The New York Times correspondent in Moscow Michael Schwirtz reported that many Poles saw the low-level U.S. representation at the 70th anniversary of the start of World War II observances in Gdansk as a snub from the Obama Administration. Russia sent Prime Minister Putin, whose statement that the Hitler-Stalin Pact “can be condemned” was misleadingly reported by most international media as Russia’s official condemnation of the secret deal that led to the outbreak of World War II and allowed the Soviet Union to occupy parts of Poland, Finland, Romania and all three Baltic states: Lithuania, Latvia, and Estonia.
While Mr. Putin did not apologize for the Hitler-Stalin Pact and was in fact defending Stalin’s foreign policy, he did accept blame for the mass murder by the NKVD of captured Polish military officers and generally created a positive mood with his ambiguous statements about who is to blame for the outbreak of World War II.
Mr. Putin was comparing the so-called Ribbentrop-Molotov Pact with the Munich Agreement, signed by Germany, Great Britain, and France, which allowed Nazi Germany to occupy Czechoslovakia. Motivated by their desire to maintain peace by appeasing Hitler, neither Great Britain nor France derived any territorial gains from the Munich Agreement while Stalin’s actions resulted in military attacks on sovereign states, occupation, and forceful deportations.
But the use of the word “condemn” by Prime Minister Putin in his article published in the Polish newspaper Gazeta Wyborcza was quite clever from a public relations and news media perspective, as it managed to confuse most journalists. It would have been historically more accurate and more intellectually honest if Mr. Putin had compared the Hitler-Stalin Pact to the Yalta Agreements signed by the United States, Great Britain, and the Soviet Union at the end of World War II. They confirmed Russia’s territorial gains from the Hitler-Stalin Pact and allowed the Soviet Union to achieve even wider control over Central and Eastern Europe.

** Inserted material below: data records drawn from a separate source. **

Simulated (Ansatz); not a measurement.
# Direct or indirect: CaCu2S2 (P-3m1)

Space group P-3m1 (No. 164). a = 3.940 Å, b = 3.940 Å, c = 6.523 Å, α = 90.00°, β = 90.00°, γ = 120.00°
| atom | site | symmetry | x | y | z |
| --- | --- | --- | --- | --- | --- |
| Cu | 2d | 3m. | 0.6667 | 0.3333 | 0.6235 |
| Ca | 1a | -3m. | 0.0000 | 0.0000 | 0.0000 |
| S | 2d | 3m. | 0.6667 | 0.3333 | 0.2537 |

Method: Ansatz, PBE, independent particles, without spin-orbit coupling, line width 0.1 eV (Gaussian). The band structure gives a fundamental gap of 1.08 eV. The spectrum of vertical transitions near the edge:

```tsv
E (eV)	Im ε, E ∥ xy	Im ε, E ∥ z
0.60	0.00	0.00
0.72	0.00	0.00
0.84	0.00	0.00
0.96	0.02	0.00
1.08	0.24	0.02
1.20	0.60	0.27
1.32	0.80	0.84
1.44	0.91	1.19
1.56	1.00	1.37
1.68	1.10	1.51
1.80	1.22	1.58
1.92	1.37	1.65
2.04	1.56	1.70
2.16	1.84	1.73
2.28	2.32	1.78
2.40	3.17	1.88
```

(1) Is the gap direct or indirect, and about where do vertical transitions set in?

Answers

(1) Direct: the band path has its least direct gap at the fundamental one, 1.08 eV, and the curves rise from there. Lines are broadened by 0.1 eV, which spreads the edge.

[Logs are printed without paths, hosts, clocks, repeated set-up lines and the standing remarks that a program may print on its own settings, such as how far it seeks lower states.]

With such powerful historical precedents, it was yet another public diplomacy mistake by the Obama Administration to send a relatively low-level US delegation to Poland. It was led by President Obama’s national security advisor General James L. Jones, USMC (Ret). So much so, that according to the New York Times Moscow correspondent, Polish Prime Minister Donald Tusk has taken pains to play down the fact that neither President Obama, Vice President Biden nor Secretary Clinton were present at the anniversary observances in Gdansk.
The Obama Administration officials have also not reacted to numerous statements by Russian officials and pro-Kremlin journalists, in which they defended Stalin and his secret agreement with Hitler to jointly attack Poland in 1939. Polish government leaders are concerned that in an attempt to “reset” relations with Russia, President Obama will drop the Bush Administration’s plan to deploy parts of the anti-ballistic missile shield in Poland, as well as in the Czech Republic.
I am not suggesting that the snubbing of one America’s most loyal allies was deliberate. It was rather the result of the inexperience of the new administration and the lack of any coherent public diplomacy strategy.
I am also not suggesting that the Hitler-Stalin Pact is equivalent to the Yalta Agreements in moral terms. While the Yalta Agreements gave Stalin more territory and control over Eastern and Central Europe, the United States and Britain merely bought themselves some relative peace at the expense of Poland and other countries in the region. They did not benefit from these agreements the same way Stalin did. Prime Minister Putin did not mentioned Yalta in Poland because it gave the Soviet Union some of what Stalin and Hitler had agreed to in August 1939.
More information on the US presence at the World War II observances in Poland comes from the US Embassy in Warsaw:
Presidential Delegation Joined the 70th Anniversary Commemoration of World War II Outbreak in Gdansk
2 September 2009
|General Jones and Poland’s Minister of Foreign Affairs, Radoslaw Sikorski, answer media questions ( more photos)|
The Honorable General James L. Jones, USMC (Ret), National Security Advisor to the President, lead the U.S. delegation appointed by President Barack Obama to attend the 70th Anniversary Observance Ceremony of the Outbreak of World War II on September 1, 2009 in Gdansk. After the official commemoration ceremony, General Jones met with Poland’s Foreign Affairs Minister, Radoslaw Sikorski, and presented him with a special statement President Obama wrote on the occasion of the anniversary. The President sent his warmest wishes for continued friendship between the United States and Poland and said: “We celebrate together the determination of the people of Poland to fight authoritarianism and to choose democracy and freedom.” This anniversary reminds us that the United States and Poland have long been bound by the deep ties among our people, our shared values of democracy and human rights, and our commitment to partner on behalf of our common security and prosperity. Please click here to read the official statement from the White House. Additional members of the Presidential Delegation included: the Honorable Victor Ashe, U.S. Ambassador to the Republic of Poland, the Honorable Marcy Kaptur, U.S. House of Representative from Ohio, Dr. Elizabeth Sherwood-Randall, Special Assistant to the President and Senior Director for Europe, National Security Council.